The selection of films for the Cannes Festival’s Directors’ Fortnight was unveiled. One of the selected films comes from Belgium: Alleluia by Fabrice du Welz.
Welz’s personal film, Alleluia is a free adaptation of an American ‘fait divers’ better known as The Lonely Hearts Killers, taking viewers along the meanders of destructive passion.
Manipulated by a possessive and jealous husband, Gloria runs away with her little daughter to build a new life far from the world and men.
At the insistence of girlfriend Madeleine she agrees to meet a man called Michel via a dating site. Michel, a cheap small-time confidence trickster (profession: gigolo), gets in a flurry by the encounter and Gloria falls madly in love with him. She abandons her daughter en passes herself off as Michel’s sister in order to enable him to continue cheating lonely widows. But Gloria is increasingly eaten up by jealousy…
Alleluia is a free adaptation of a ‘fait divers’ which shook the USA between 1947 and 1949. The story of Martha Beck and Raymond Fernandez is the story of a young nurse and a con man who plunge into bloody tragedy.
Recycling:
The story of this American couple which swept through the USA during the late forties, was brought to the screen several times, by Leonard Kastle in 1969 (The Honeymoon Killers), by Arturo Ripstein 1996 (Profundo Carmesi), and recently by Todd Robinson in Lonely Hearts (2006).

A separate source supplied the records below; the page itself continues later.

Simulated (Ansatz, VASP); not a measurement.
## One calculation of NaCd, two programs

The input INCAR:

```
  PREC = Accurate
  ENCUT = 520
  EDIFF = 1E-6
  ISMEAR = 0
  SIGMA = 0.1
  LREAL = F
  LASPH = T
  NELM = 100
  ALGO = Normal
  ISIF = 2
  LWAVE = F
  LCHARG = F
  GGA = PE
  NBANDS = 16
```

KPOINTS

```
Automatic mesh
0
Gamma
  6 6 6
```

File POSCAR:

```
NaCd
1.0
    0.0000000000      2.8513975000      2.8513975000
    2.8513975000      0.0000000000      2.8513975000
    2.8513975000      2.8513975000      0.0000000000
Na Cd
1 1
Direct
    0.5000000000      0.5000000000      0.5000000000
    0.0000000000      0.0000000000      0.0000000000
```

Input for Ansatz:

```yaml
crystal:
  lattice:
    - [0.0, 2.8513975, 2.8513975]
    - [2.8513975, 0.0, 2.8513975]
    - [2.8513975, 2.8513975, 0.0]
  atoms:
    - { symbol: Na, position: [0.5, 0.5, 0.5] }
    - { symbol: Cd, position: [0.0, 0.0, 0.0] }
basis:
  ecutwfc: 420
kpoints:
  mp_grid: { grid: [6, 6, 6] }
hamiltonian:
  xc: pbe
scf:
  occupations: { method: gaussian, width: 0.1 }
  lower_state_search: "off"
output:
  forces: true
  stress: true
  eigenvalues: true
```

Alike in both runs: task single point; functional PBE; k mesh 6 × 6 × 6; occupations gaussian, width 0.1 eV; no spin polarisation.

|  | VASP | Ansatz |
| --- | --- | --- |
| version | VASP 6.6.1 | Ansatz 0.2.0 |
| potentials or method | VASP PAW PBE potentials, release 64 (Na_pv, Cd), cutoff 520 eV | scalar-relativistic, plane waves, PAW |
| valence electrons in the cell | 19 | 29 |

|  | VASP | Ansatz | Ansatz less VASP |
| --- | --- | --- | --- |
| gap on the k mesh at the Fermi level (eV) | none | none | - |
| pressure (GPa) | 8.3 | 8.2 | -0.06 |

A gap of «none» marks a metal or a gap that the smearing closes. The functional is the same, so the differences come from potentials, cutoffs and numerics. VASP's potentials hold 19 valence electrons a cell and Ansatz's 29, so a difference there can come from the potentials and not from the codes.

Alleluia is Fabrice du Welz’ fourth film. The premiere of his debut feature Calvaire at the 2005 Cannes Critics’ Week established him as a peculiar ‘auteur’.
In 2007 he shot Vinyan in Thailand with Emmanuelle Béart and Rufus Sewell. The film was selected for the Venice Mostra del Cinema’s Official Selection.
Colt 45, a ‘film noir’ featuring Gérard Lanvin and Joey Starr, which is currently in post-production, is scheduled for release end of 2014.
Alleluia received – just like Calvaire and Vinyan – support from the Centre du Cinéma et de l’Audiovisuel and is a co-production between Belgian Panique ! and French Radar Films. The film will theatrically released in the Benelux by O’Brother Distribution this autumn. SND handles the international sales.
Directors’ Fortnight
This sidebar was established in the aftermath of the May 1968 events by the Société des Réalisateurs de Films (SRF) as an off-festival of the Cannes Film Fest. The idea was to offer young ‘auteurs’ a platform and to highlight the achievements of recognized ‘auteurs’. The Directors’ Fortnight has a structure of its own and has the reputation of a ‘counter festival’. The directors fortnight has no competition of its own, but the selected films qualify for the prestigious Camera d’Or and other prizes.